Captured: 'King of the Child Exploitation Suspects'
Ex-deputy accused of raping daughter, posting video online found in China.
May 2, 2007 -- The U.S. Marshals Service said a law enforcement team had hunted down Kenneth John Freeman -- the man the director of the Marshals Service called the "king of the child exploitation suspects," tracking him to Hong Kong where he was arrested Monday.
"Once in a while, there comes along somebody who is just beyond description," U.S. Marshals Director John Clark told ABC News.
Authorities charge that Freeman raped his daughter over a two-year period, starting when she was 10 years old. He videotaped the scenes and posted them online in what, they said, became "one of the most widely downloaded child pornography videos" in recent history, seen by millions.

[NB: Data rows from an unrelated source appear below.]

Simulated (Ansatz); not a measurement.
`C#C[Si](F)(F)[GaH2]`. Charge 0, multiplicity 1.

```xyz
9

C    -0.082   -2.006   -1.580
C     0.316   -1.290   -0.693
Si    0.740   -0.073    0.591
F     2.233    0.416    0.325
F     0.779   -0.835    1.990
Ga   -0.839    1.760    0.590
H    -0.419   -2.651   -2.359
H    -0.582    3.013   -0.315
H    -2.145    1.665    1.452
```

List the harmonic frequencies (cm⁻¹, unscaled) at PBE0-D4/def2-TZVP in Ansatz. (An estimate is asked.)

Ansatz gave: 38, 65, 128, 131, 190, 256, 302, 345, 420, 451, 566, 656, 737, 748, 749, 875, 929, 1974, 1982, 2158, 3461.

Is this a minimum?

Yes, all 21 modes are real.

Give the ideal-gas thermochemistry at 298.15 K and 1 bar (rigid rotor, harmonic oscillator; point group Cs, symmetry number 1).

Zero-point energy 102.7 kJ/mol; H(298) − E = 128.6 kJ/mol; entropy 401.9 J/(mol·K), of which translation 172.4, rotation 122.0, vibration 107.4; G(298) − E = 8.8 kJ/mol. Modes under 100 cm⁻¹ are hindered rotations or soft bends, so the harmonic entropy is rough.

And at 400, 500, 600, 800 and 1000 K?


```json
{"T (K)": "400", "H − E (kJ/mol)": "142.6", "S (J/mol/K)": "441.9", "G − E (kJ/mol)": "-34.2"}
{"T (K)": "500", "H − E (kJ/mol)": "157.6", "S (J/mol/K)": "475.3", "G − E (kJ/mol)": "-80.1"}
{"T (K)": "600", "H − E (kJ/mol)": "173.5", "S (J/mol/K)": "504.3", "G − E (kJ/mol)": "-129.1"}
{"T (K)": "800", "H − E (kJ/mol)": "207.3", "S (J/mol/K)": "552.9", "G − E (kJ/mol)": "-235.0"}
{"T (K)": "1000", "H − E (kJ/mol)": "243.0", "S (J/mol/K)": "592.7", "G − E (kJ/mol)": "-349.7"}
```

"Certainly, there are sexual predators out there; there are individuals who exploit children," said Clark. "But this guy seemed to rise above all of them."
The U.S. Marshals and Immigration and Customs Enforcement gave the case top priority, placing Freeman on their respective "Most Wanted" lists.
"We are rejoicing today," the stepfather of victim Kylie Freeman said Wednesday. "We're happy. An awful man, an evil man, has been captured."
Victim Spoke Out, Helped Solve Case
Kylie Freeman, now a high school student, chose not to speak at the press conference announcing the arrest, though she has become an advocate against child sexual abuse.
In December 2006, she took her story to the airwaves, appearing on "America's Most Wanted."
Her story helped authorities, in cooperation with the National Center for Missing and Exploited Children, put the pieces together and zero in on Kenneth John Freeman.
Authorities arrested their suspect, a former deputy sheriff from Benton County, Wash., in Hong Kong after a weeks' long effort to pin him down -- a cooperative effort carried out by the U.S. Marshals, Immigration and Customs Enforcement, the State Department and Washington's Benton County Sheriff's Department.
Freeman fled the United States in March of last year, on the lam since he missed a court appearance that month. Sources say he crossed the border into Canada, then flew to China. Federal authorities determined he was living in Suzhou, China, and might have been working for a U.S.-based company.
With the assistance of the Chinese government, U.S. law enforcement began tracking his movements, and identified an opportunity to arrest him on a trip he took to Hong Kong to meet his second wife, whom they also had under surveillance.
Freeman, a body builder, reportedly tried to escape arrest, injuring four officers in the process.
Billion-Dollar Black Market Industry
Child porn has emerged as a multibillion dollar black market industry, though "average people don't believe it," said Ernie Allen, president of the National Center for Missing and Exploited Children.
"The reality is, with the advent of the Internet, the problem of child pornography has exploded," said Allen. "There are more victims, the victims are younger, there are millions of people who are consuming, who are watching these images."
U.S. Marshals Director Clark noted that with technology's advances comes the downside that children like Kylie Freeman can be victimized repeatedly.
"Individuals like Mr. Freeman post pictures globally that are downloaded hundreds of thousands of times. [This] means that this image of this innocent child gets replicated and viewed over and over and over again," he said.
Criminals Close to Home
"I think the depravity that this represents is impossible to overstate," said Allen.But he said the scenario of a father victimizing his own child is an unfortunate reality.
"There's a myth here," he said, "and that is the myth of the stranger."
Allen pointed to NCMEC's data, which show that most child sexual exploitation victims know the perpetrator of the crime -- at least 35 percent of them are the victim's own parents and 70 percent are other family members or someone close to the child.
"Overwhelmingly, the people who are victimizing America's children, photographing it and distributing it via child pornography are close to the child," he said. "Many of them are their dads."
"When you think of the nature of [his] crime, what [he has] allegedly done, and how it can be so harmful in this case to an innocent child, who was exploited in such a terrible way ... this case represents, for me, I think, one of the most despicable crimes I can think of," said Clark.